# Introduction to the "GCAM Regional Tuning" Framework

## Motivation
Core GCAM assumptions are often to be regionally-uniform / long-term scenario assumptions.  The focus being on creating internally consistent scenarios.

However, at times, very specific assumptions or model outcomes are required.  Perhaps to harmonize with other modeling teams for a model inter-comparison project.  Or to match sponsor data and projections which will better align studies and communication.

Of course this has been true for some time.  And researchers using GCAM have been navigating this challenge, both at PNNL and in the GCAM community at large.  Thus we started by picking their brain on:

* What are the projects?
* What has the experience been like?
* What are the variables / outcomes that need tuning?
* What is the ”resolution” (spatial, temporal, sectoral, etc)?
* What sorts of data sets are involved, are they open access or proprietary?

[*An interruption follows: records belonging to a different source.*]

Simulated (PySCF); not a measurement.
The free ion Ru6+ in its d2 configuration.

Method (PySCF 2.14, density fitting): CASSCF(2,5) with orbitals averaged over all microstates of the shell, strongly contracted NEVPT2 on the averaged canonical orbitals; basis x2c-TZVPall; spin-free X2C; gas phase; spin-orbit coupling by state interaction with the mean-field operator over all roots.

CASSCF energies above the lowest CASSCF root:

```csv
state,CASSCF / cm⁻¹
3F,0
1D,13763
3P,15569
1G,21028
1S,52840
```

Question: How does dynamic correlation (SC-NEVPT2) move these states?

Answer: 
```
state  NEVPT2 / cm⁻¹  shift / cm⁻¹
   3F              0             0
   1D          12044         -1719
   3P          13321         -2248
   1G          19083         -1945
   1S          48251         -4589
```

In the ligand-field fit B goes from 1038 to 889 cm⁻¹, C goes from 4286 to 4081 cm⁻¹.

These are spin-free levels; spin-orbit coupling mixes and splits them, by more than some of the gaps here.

### What we found from our survey
* A wide range of project responses
  * Many country/region level "breakouts"
  * Existing regions (states) but require more near term "realism"
* Matching "on the ground" policies and energy system developments
* Matching "country specific" data
* A range of GCAM versions
* Often results need to be "in the right ballpark"
* A lot of interest in energy final demand and power sector
  * GCAM sectoral detail may be too coarse
  * Technology detail may be ok
* Datasets are mostly openly available and frequently released



## Coming up with a Solution

### What we see as Regional Tuning
* A structure that is flexible to handle a wide variety of use cases
* Could be new or existing Regions
* Mapping country data to GCAM definitions (sector, fuel, etc)
* Matching GCAM outputs to country specific projections

### A Proposed Approach 
* Synthesize detailed datasets to “map” into GCAM
* Identify and change parameters in GCAM to ”match” desired outcomes
* Produce parameters as a standalone XML which can be used in subsequent GCAM scenario runs
* Sounds a lot like gcamdata
* Many of the examples of tuning are characterizing model outputs
* We will need something that goes back and forth between gcamdata and GCAM


## A Framework to Perform Tuning

Takes a “GCAM” to serve as a starting point:

* gcamdata
* Gcamwrapper
* An un-tuned reference scenario configuration to start from

Then apply a series of “Tuning directives”.  Which update parameters within GCAM that can affect the tuning criteria of interest.  Then evaluates GCAM to see how well its results matches the tuning criteria.  Attempting various parameters util we eventually iterate to a set of GCAM outputs which most closely aligned with the desired outcomes.  Then finally export the results to an XML input.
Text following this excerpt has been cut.